In the past couple of years we have witnessed an expansion in the type of climate change lawsuits filed. If the Trump administration has caused the federal government to let up to any degree on prosecution of climate issues, the state attorneys general, and even local governments, have taken the opposite approach. Moreover, the causes of action and pool of plaintiffs have expanded significantly.

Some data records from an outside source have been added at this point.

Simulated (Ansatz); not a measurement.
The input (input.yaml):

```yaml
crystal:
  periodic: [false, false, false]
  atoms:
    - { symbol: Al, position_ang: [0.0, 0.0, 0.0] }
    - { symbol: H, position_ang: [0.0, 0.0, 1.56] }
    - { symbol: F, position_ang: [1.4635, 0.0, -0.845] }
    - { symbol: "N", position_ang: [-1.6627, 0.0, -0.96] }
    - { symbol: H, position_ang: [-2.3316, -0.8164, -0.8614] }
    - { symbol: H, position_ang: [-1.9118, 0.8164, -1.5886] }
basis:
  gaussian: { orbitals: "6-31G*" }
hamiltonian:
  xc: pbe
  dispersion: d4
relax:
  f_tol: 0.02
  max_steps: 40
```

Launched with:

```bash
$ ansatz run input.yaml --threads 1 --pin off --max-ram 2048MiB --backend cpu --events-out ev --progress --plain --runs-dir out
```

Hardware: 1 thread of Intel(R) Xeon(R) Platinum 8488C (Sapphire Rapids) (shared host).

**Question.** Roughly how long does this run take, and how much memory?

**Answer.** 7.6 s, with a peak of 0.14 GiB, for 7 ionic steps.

This diversity of new lawsuits can be seen in just a small sampling of state and federal courts:

The People of the State of New York v. Exxon Mobil—In October 2018, the New York attorney general filed a securities fraud case against Exxon Mobil Corp., not for causing climate change, but for “providing misleading assurances that it is effectively managing the economic risks posed to its business by the increasingly stringent policies and regulations that it expects governments to adopt to address climate change.”[1]  This lawsuit followed a three-year-long investigation which Exxon Mobil described as “tainted” and “meritless,” see “People of the State of New York,” by Barbara D. Underwood, Attorney General of the state of New York v. Exxon Mobil, Supreme Court of the State of New York, County of New York, Index No. 452044/2018, Received NYSCEF: Oct. 24, 2018.

Rhode Island v. Chevron—In July 2018, the state of Rhode Island sued multiple fossil fuel companies in state court over the effects of climate change. This lawsuit (unlike the New York suit against Exxon) does, in fact, allege that defendants actually caused climate change and goes on to claim damages from the rise in sea level, coastal erosion and salt water intrusion resulting from storms that were more destructive than those in the past, see “New York Sues Exxon Mobil, Saying it Deceived Shareholders on Climate Change,” New York Times, Oct. 24, 2018. In addition, the cities of New York and Baltimore both filed lawsuits in 2018 against fossil fuel companies alleging damages as a result of climate change, see Rhode Island v. Chevron, Case Number: PC-2018-4716, filed in Providence/Bristol County Superior Court, July 2, 2018.

Juliana v. United States—This lawsuit, directed by Our Children's Trust, was actually filed by children through their legal guardians in 2015, citing the government's admission of “'an obligation to current and future generations to 'take action' on climate change.” The complaint alleges that the federal government subsidizes the fossil fuel industry and has allowed CO2 pollution levels to reach reckless levels, see Juliana v. United States, USDC, District of Oregon— Eugene Division, Case No.: 6:15-cv-01517-TC, Filed 9/10/2015. Nine similar lawsuits have been filed on behalf of children across the country, see” Surge of Climate Lawsuits Targets Human Rights, Damage from Fossil Fuels,” by Nicholas Kusnetz, Inside Climate News, Jan. 4, 2019.

The expanding types of lawsuits indicate that the breadth of risk that directors and officers face may be expanding as well.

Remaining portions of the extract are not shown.